Dead Silence (2007) / Horror-Mystery

MPAA Rated: R for violence and scary images
Running Time: 89 min.

Cast: Ryan Kwanten, Donnie Wahlberg, Amber Valletta, Bob Gunton, Michael Fairman, Joan Heney, Judith Roberts, Laura Regan
Director: James Wan

Screenplay: Leigh Whannell
Review published September 7, 2013

Saw co-creators James Wan (The Conjuring) and Leigh Whannell (Insidious) return to collaborate on another horror tale with Dead Silence, a visually intriguing but thinly developed scare flick that will likely only be of appeal to genre fans just looking for a few creepy jolts.

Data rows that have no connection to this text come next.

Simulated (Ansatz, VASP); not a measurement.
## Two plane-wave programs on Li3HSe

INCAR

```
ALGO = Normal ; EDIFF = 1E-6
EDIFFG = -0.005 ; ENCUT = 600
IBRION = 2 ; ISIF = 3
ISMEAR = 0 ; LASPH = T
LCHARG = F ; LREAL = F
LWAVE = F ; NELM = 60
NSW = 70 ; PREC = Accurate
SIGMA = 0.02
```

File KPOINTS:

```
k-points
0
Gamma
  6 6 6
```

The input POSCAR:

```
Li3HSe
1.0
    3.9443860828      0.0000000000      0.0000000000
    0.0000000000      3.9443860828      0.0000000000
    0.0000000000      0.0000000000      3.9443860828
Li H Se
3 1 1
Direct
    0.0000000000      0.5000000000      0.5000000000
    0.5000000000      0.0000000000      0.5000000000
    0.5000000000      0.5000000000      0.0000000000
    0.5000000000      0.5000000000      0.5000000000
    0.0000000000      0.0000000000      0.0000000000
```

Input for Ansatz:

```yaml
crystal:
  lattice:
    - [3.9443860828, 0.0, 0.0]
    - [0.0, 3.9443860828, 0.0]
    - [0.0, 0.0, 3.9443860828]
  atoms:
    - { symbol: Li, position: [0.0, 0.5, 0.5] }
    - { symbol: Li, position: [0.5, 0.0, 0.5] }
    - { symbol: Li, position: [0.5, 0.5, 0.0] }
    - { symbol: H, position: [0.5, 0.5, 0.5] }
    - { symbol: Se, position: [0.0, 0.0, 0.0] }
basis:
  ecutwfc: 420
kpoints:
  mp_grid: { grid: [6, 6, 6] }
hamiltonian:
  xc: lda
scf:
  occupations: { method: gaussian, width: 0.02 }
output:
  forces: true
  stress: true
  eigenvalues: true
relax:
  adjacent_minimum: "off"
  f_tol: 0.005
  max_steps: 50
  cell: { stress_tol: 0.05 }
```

We start the film out with Jamie Ashen (Kwanten, Griff the Invisible) and his  newlywed wife Lisa (Regan, My Little Eye) coming home to their apartment to find a mysterious, unmarked package on their doorstep.  They open it to discover that it contains an eerie-looking ventriloquist's dummy inside.  Though its origin is a mystery, Jamie begins to suspect something there is sinister about the dummy when he comes home later that evening to find Lisa murdered, her mouth ripped open and tongue missing, and no sign of anyone having been in the apartment.  His alibi doesn't impress the lead detective on the case, Lipton (Wahlberg, Annapolis), who ends up following new widower to the small town of Ravens Fair, where Jamie means to bury his wife.  He's also there to find out the origin of the dummy, who is revealed to be named 'Billy'.  His findings lead him to discover the tale of theatrical entertainer and ventriloquist Mary Shaw (Roberts, The Nanny Diaries) and her collection of dolls that had been buried with her upon her passing.  Something or someone connected to Shaw may be responsible for killing those families who made Mary's life so miserable. Jamie must find the root of the curse and hopes to stop it before he becomes another horrifically mutilated victim.

Outside of a few stylish visual touches by director Wan, some solid cinematography by John R. Leonetti (The Perfect Man, Honey), and an apt score from Charlie Clouser (Death Sentence, Resident Evil: Extinction), Dead Silence doesn't have much to offer to viewers who aren't weirded out by such things as sinister looking dolls and 'jack-in-the-box' moments in which characters must slowly reach out to reveal what's hidden under blankets in order to see what scary thing lies underneath.  Leigh Whannell's script is pure comic book fantasy, with thinly defined characters, a silly plot line, and high amounts of illogical events that must transpire in order to get the rather lackluster hero to continue to unearth information on the nature of the weird looking dummy and its malevolent curse.  In even the little things, it makes little sense.  For instance, are we to really to expect that Mary Shaw not only could afford to build a palatial theater in what happens to be quite a small town, but that her performances within that theater would continue to be attended by townsfolk who act like they are seeing her perform every showing for the very first time? 

With spotty acting, superficial developments, and rules that seem to be made up as the film moves along, Dead Silence is strictly only of interest to audiences who are all about scary images set to ominous music, caring far less about a good storyline to follow or characters who do or say things that might be plausible to anyone who experiences them in real life.  For example, despite feeling like the dummy is (at least indirectly) responsible for the brutal murder of his wife, Jamie takes Billy along wherever he goes like a surrogate travel companion, and even when he begins to see nightmarish visions and fears for his life, he still manages to contrive ways to have the doll in his room or riding shotgun in his car.  I guess he just wants to be creeped out whenever possible. 

Wan and Whannell make no attempts to bring plausibility into the motivations of anyone, merely expecting us to go with whatever flow they're willing to indulge in so that they can set up requisite shots of the dummy's eyes or head moving on their own, or moving about the room whenever someone's back is turned.  If you just want to have your heartbeat raised a little, it's fine; if you want to actually be entertained by a movie beyond a smattering of jump-scares at regular intervals, you're advised to look elsewhere.  Like a ventriloquist's dummy, this is a soulless, wooden entity overtly manipulated by would-be entertainers whose lips can clearly be seen moving the entire time.